Charles Arthur Meade - Analyst
Kaes, I think maybe this question might be for you. I appreciate you gave us a really pretty thorough rundown of your debt paydown options and you gave us a good framework. I'm wondering if you could refresh us a bit with your thinking or your options on the QEP debt, in particular the '22s and '23s, and how that might play into your debt paydown plans.
Matthew Kaes Van’t Hof - President & CFO
Yes. It's certainly a chess piece, Charles. I think QEP has 3 notes outstanding, '22s, '23s and '26s. Those notes probably end up getting tendered for and refinanced in some form or fashion, lower interest rate with longer average maturity, but also putting something on the front end of our debt stack to guarantee further debt paydown.
So it's really dependent upon how many people tender the bonds if and when that begins. I think the FANG 2025 notes is also a chess piece that goes into that. And I think we're pretty close to starting that process with the shareholder vote coming up in March 16. So we wanted to take advantage of these rates with 3 goals: we want to pay down gross debt overall over time at our discretion, we want to lower average interest rate and we want a longer average term to maturity. And I think we're setting ourselves up to accomplish that.

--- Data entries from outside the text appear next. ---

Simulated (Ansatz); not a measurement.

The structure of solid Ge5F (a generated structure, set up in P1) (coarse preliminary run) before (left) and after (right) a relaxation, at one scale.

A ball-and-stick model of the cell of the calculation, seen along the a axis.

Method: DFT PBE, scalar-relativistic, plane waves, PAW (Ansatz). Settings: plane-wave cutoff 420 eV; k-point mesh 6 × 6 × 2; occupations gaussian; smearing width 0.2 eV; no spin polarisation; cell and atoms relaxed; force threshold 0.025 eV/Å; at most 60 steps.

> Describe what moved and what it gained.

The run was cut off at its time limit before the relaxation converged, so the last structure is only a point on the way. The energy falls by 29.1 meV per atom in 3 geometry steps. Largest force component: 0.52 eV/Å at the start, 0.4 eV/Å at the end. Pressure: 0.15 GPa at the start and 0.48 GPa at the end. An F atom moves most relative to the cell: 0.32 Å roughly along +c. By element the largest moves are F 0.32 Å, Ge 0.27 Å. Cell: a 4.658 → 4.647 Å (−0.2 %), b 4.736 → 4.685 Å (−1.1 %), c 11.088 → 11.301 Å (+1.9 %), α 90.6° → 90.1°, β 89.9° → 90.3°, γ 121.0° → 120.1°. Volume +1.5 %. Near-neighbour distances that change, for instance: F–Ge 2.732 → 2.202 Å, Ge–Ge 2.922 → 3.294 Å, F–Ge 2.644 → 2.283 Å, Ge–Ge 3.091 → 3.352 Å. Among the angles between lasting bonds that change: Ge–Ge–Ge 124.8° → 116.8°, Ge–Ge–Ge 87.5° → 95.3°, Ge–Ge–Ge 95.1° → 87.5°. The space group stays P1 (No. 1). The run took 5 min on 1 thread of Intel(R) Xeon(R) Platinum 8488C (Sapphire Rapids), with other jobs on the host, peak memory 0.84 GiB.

Charles Arthur Meade - Analyst
Got it, Kaes. So if I understand you correctly, it's not committing to one path or another, but really just kind of continuing to pushing optimization and finding -- picking your spot?
Matthew Kaes Van’t Hof - President & CFO
Yes, with the caveat that we do need to work on some restricted covenants and some reporting requirements on the QEP notes because we don't anticipate reporting as 2 separate companies for a long time. So I think Pioneer, Conoco, Chevron have all followed different -- or similar paths in handling the notes of the company they acquired, and we're going to copy one of those paths.
Charles Arthur Meade - Analyst
Got it. That makes sense. And then, Travis, this is perhaps for you. I wonder if you could characterize the assets that you're picking up in Southeast Martin County or towards the -- in the southeast quadrant, that's -- could you characterize how prominently do those factor into your 2021 plans? And to the extent you are going to put some rigs there, when would we expect to see some results from those assets?
Matthew Kaes Van’t Hof - President & CFO
Look, I mean we're going to add one rig net for the Guidon deal, and that rig is going to drill a 10- or 12-well pad here throughout the year, and that pad is going to come on early next year. And then I think -- I can't speak to the QEP development plan, but I think as soon as we can move rigs to that big block in Southeast Martin County, we're going to move 2 or 3 rigs there and be active there for the next 5, 7, 8 years.
Operator
Your next question comes from Jeanine Wai of Barclays.
Jeanine Wai - Research Analyst
You're probably going to kill me, my questions are on the ESG and Net Zero Now initiative. But maybe just 2 quick ones. We know you've made it clear that you're not looking to buy your way out of emissions or anything like that, and the credits are really just a supplement to your good internal efforts. You mentioned you have some contracts in place for CCS, but in terms of the other options, what are the different markets that you're looking at in order to potentially buy offsets? I mean we're thinking it's not California. We know Texas has an exchange market. And are you currently eligible to participate in all of the credit markets?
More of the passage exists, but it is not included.